March 5, 2004. The topic is Terrell Owens. The expert is Dr. Harry Edwards, the noted sociologist and longtime consultant with the San Francisco 49ers.

"This young man has never had one iota of trouble with women, drugs, violence, anything like that," Edwards tells the Baltimore Sun. "You're not going to get that with Terrell. What you are going to get is the kind of behavior on the field that his generation celebrates. It's cultural. You're not going to change it. ... You just have to manage it. Terrell is not of the same generation as Lynn Swann and Jerry Rice. He is of the generation of Randy Moss..."

Top 10 T.O. moments

NFL.com Video

NFL Total Access counts down the top 10 moments of Terrell Owens' career.

Generation of Randy Moss.

And now in the same division as Moss.

With T.O.'s arrival in Buffalo, the AFC East has become the landfill of past and present problem star wide receivers. This is the division where Al Davis, the ultimate risk taker, backed up the Silver and Black dump truck and dropped the then-30-year-old Moss into the laps of the New England Patriots -- the same Patriots organization that wouldn't touch Moss with a 10-foot down marker when he came out of college in 1998.

Not even Davis could put up with Moss, which is saying something. The Oakland Raiders got just a fourth-round pick from the Patriots and used it on a University of Cincinnati cornerback who has one tackle in two years.

Meanwhile, a revitalized Moss led the world in touchdown receptions and 40-plus-yard catches as the Patriots came within a David Tyree miracle of a perfect season. They're 29-6 in Moss' two years in New England. And he's been a model football citizen.

Owens' career is where Moss' was two seasons ago: in question, in transition and a bit in shambles. Moss was smart enough to realize he was running out of chances. Will Owens?

The Bills will be Owens' fourth team in seven years. Owens couldn't even survive in Dallas, where Cowboys owner Jerry Jones -- T.O.'s personal enabler -- was convinced to hit the eject button after three non-playoff, controversy-drenched seasons.

Jones insists that he didn't cut Owens because of anything T.O. said or did. He cut him, Jones recently told the NFL Network, because it was a "strategic move relative to personnel."

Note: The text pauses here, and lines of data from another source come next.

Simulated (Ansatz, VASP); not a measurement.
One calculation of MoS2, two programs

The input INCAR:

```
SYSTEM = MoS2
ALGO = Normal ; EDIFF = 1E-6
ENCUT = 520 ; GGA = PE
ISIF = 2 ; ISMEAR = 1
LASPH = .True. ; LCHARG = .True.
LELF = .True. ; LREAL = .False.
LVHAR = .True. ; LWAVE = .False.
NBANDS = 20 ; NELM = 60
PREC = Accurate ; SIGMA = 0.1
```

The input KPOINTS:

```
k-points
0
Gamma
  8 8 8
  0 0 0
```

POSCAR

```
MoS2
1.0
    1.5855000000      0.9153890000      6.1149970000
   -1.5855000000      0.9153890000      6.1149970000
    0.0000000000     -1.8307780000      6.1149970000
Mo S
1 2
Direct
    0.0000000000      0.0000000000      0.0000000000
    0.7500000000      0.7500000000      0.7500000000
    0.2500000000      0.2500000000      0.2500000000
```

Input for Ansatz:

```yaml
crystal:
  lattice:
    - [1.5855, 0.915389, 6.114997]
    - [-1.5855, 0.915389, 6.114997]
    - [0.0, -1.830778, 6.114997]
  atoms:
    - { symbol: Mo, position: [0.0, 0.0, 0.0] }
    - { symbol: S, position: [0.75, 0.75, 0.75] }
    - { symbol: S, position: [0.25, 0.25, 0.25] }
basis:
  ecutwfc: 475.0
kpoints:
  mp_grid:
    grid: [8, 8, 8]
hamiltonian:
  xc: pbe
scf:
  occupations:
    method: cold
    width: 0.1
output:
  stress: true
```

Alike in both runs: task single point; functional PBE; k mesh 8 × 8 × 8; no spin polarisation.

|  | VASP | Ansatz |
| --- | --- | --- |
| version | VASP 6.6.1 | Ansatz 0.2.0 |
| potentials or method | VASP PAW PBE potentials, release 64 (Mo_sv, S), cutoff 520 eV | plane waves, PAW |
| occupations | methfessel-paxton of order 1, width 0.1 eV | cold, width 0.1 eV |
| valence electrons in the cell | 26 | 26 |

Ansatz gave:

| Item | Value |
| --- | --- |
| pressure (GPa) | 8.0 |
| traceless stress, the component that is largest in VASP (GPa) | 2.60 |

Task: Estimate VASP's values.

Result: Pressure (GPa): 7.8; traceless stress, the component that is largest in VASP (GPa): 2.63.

Oh, I see. A strategic move relative to personnel. Jones simply wants to integrate wide receiver Roy Williams, who cost the Cowboys a first-, third-, sixth- and seventh-round pick, as the centerpiece of the passing offense. Jones loves Owens. Really. But he's got Williams and, you know, it just wasn't going to work out with T.O. and Roy on the same field.

It makes perfect sense, except the part that doesn't -- which is pretty much anything that comes out of Jones' mouth relative to T.O.

Jones can spin it any way he wants, but it really comes down to this: Owens' numbers and skill set are tracking downward and he wasn't worth the trouble anymore.

In other words, T.O., he's just not that into you.

For Jones to say he took about a $9 million salary cap hit because there wasn't a place in the starting lineup for both Owens and Williams is beyond dumb. So that means Jones would break up Larry Fitzgerald and Anquan Boldin, Brandon Marshall and Eddie Royal, Marques Colston and Lance Moore, Santonio Holmes and Hines Ward and Wes Welker and Moss? Of course not.

Owens is an ex-Cowboy for pretty much the same reasons he was an ex-Philadelphia Eagle: He thinks the NFL revolves around him, not the other way around. Cultural, generational & whatever, Owens' way isn't working. I would have cut him too, but I at least would have been honest about it.

Owens is five years older (35), slower, perhaps even more damaged goods than Moss was in 2007, but he has the same golden opportunity, probably his last, to do what The Freak did with the Patriots: put an icepack on his ego and let the swelling go down.

In Buffalo, the second-smallest market in the league, Owens can rehab his reputation in relative quiet. No Ed Werder there. He can burn off his image warts. He can reinvent himself the same way Moss reinvented himself under Bill Belichick and the no-nonsense, we're-all-accountable culture of the Patriots.

The Bills aren't the Patriots. They don't have the kind of infrastructure that comes with playing in four of the past eight Super Bowls and winning three of them. Buffalo hasn't reached the playoffs since 1999 and hasn't won a postseason game since 1995. So they're willing to take a flier on Owens (a one-year deal worth $6.5), as opposed to the Patriots, who signed Moss for about $3 million in salary and inserted a conduct clause in the contract.

Moss had character issues coming out of college. And while with the Minnesota Vikings, he pretended to moon opposing fans, confronted a traffic officer, left the field before the end of a game, verbally abused game officials, squirted water at a side judge, said he didn't think the Vikes would reach the Super Bowl and once announced, "I play when I want to play." As a Raider, Moss openly criticized the franchise.

Owens warred with his quarterbacks at San Francisco (Jeff Garcia) and Philly (Donovan McNabb), and cracked wise about Tony Romo's girlfriend, Jessica Simpson. He spat in DeAngelo Hall's face. As a 49er, he once danced on the Cowboys' logo. He clashed with Dallas coaches, including Todd Haley, Bill Parcells and Jason Garrett. He implied there was a conspiracy between Romo, tight end Jason Witten and offensive coordinator Garrett. He fell asleep in team meetings. He wept during postgame interviews. He dropped passes. He helped fracture locker rooms.

Now here he is in Buffalo of all places, saying he plays for "North America's Team." From the Big D to the Little B.

But there's hope. Moss pulled out of his career nosedive and landed softly on New England's runway. If Owens is smart -- a big if -- he'll use Moss as his flight instructor.